Another highly recommended remedy is the use of greensand. This is really green, and has the consistency of sand. Add 10 pounds per 100 square feet to a new garden. Add it to your compost pile also to ensure against future. It also contains iron, magnesium, calcium, phosphorus, and more than 30 trace elements.
Wood ash contains about 5% potassium in a relative quick release form. Spread on a new garden without plants (late fall or winter), as the ash can actually burn plants. A third recommendation is granite dust. It will provide a water solvable potassium that your plants can use immediately. Granite dust is about 3% immediately available, and 3% available over time. It will not effect your pH balance. (pH balance? Ah, fodder for another blog!)
Ground kelp has been noted as a source of potassium, but its percentage is less than the above mentioned additives.

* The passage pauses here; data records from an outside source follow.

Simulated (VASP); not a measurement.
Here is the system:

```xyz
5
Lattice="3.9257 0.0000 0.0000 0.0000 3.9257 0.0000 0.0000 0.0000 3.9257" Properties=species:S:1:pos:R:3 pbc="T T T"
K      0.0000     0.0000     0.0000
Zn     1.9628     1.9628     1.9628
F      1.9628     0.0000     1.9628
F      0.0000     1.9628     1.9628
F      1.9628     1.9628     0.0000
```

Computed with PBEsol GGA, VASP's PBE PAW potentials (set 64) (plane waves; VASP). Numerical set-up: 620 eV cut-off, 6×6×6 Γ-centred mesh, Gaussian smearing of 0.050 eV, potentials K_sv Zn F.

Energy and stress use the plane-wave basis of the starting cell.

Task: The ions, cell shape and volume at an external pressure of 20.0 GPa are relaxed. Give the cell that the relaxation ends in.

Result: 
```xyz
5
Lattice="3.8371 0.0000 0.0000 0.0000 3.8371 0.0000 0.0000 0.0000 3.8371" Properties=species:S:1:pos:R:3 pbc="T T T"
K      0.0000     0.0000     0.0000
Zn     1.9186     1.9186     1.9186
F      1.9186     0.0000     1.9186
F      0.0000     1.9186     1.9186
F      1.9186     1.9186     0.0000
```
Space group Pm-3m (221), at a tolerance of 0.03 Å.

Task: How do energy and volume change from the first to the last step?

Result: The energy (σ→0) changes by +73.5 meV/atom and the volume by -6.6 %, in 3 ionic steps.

In reviewing these macronutrients, it is clear that all of them are essential. Most likely, like the vitamins our bodies need, if your garden is lacking in one, it is lacking in others. As I review the differences in the appearance of the deficiencies, I see more similarities the differences. I have come to the conclusion that I must not only keep feverishly composting, but actually increase the amount I compost, as compost contains the nutrients required by most plants. Then, if that fails, and deficiencies continue to appear, I will have my soil professionally analyzed. There are testing kits available for around $11.00, but in researching these, I found numerous reports of unreliability. Instead, I would recommending using the UC Davis Analytical Lab. Information on how to use this resource, the costs, and the procedures are available if you simply put UC Davis Analytical Lab in your search engine.
I have learned a lot from writing a three segmented blog about N-P-K, but I must admit what has really increased is my ever growing awe of nature and how it comes together and works to produce what we need. Little, tiny, invisible nutrients effecting big leafy, greens--with or without my understanding. Remarkable!